I’ve known S.M. Carrière for a little over a year now I should have read one of her books earlier.
Ethan Cadfael: The Battle Prince is an otherworld novel in line with Neverwhere by Neil Gaiman, The Fairy series by O.R. Melling, or Jack of Kinrowan by Charles De Lint.
It borrows heavily from Welsh and Irish mythology to make a well-rounded and fascinating world.
There were a lot of characters in this novel but it didn’t distract from the main characters’ story arcs. I really enjoyed watching Ethan’s development from listless jock to Battle Prince. It was so well done that until I thought about it I didn’t see it happening.
I also liked the unabashedly strong and intelligent women in this book. It’s not easy to write a female warrior without falling into stereotypes. S.M. did it extremely well.
I didn’t like
There were a lot of characters and a few of the secondary ones felt like they had interesting stories to tell but never really got the chance to develop. O
There were two that bothered me the most. First was a character called Mitch, who was friends with Ethan. Their seemed to be more to the character and his odd submissiveness but his story ended with a handshake and a nod.

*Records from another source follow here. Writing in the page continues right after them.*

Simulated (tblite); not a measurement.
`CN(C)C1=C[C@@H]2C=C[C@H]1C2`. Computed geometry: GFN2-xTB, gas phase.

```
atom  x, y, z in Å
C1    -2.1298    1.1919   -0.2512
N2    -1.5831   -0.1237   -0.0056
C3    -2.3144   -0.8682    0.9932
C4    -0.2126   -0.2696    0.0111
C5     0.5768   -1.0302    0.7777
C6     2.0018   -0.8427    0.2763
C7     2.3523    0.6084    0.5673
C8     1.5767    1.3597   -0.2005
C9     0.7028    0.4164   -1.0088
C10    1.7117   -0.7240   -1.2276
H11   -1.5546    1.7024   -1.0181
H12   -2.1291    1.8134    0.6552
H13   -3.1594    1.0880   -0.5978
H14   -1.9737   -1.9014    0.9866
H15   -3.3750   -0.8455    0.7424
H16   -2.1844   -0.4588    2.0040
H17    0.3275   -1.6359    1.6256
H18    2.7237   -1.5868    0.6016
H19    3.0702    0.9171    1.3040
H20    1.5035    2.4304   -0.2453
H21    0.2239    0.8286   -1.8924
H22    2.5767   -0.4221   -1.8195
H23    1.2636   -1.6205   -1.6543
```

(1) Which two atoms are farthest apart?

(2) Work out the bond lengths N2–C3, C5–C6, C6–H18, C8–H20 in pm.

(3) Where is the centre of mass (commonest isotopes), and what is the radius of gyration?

The other was a character called Joseph who was introduced around two thirds into the book. He was interesting and worked as an emotional foil for Ethan but felt like he didn’t need to be there.
The role that Joseph ended up playing in the end of the book was what I expected of Mitch after a step character arc.
For characters, I give it 3 out of 5
The ease with which S.M. weaves mythology into her story is impressive and she manages to avoid info dumping by giving us tiny details throughout.
I particularly liked her use of vocabulary, in many otherworld novels or urban fantasies, the other keeps a very standard language akin to a hardboiled detective style. S.M. keeps the book’s voice in a tongue-in-cheek fantasy style that works perfectly with the story.
One of the strengths in this book is S.M.’s ability to write convincing dialogue. Each character has a unique voice that rings true and it makes it easier to follow which characters are which.
I was definitely taken back to a time I lived with three other guys during university.
I didn’t like
On TV, in movies, and in books I find great pride when I understand the language that the main characters don’t. However, when the opposite happens and I don’t understand, I feel kinda dumb. This book has a healthy dose of Welsh and Irish throughout. At times the conversations are long. Never do they last more than half a page but it still frustrated me.
One the other side of the coin, the author did put a translation for all these scenes at the back of the book. If I had noticed I wouldn’t have minded. I think the translations might have been better as footnotes.
I give it 3 out of 5.
The story was a standard otherworld story but inversed. Instead of a regular everyday person falling into another world, a Queen fell into ours. I liked the inversion and I liked how well the character handled herself, it’s easy to think she’d panic and go nuts but she dealt pretty well.
Typically this story end after the character returns, or chooses not to return, to their own world, quite often with plot points dangling, and irritating me. The story reached that point and then proceeded to give us some extra action and extra story.
I didn’t like
The story was well crafted and other than the Mitch thing, there were only a few things that frustrated me. I felt that it was a little too neat at the end. I felt like too many people got what they deserved and all was right with the world. It rang true but it also felt like the author didn’t want to wright a sequel and made sure she didn’t have to.
I give the story 4 out of 5
The book was entertaining throughout. S.M. really knows how to keep your interest. Even through the parts that should have been slow, it was still fascinating.
I also liked the extremely subtle inclusion of herself. A character talks a lot about her roommate and I’m fairly certain that roommate is the author.
I didn’t like
This book was fun through and through. If I were to give it a fault it would be that it was a little too addictive.
I give it 5 out of 5 for fun
Ethan Cadfael: The Battle Prince is the perfect otherworld novel, with enough twist and turns to keep an aficionado of the genre happy. I’d happily recommend this as a “gateway drug” to fantasy novels.
The author weaves convincing character arcs with mythology and wonderful storytelling.
I highly recommend getting this book and devouring it. It’ll leave a smile on your face.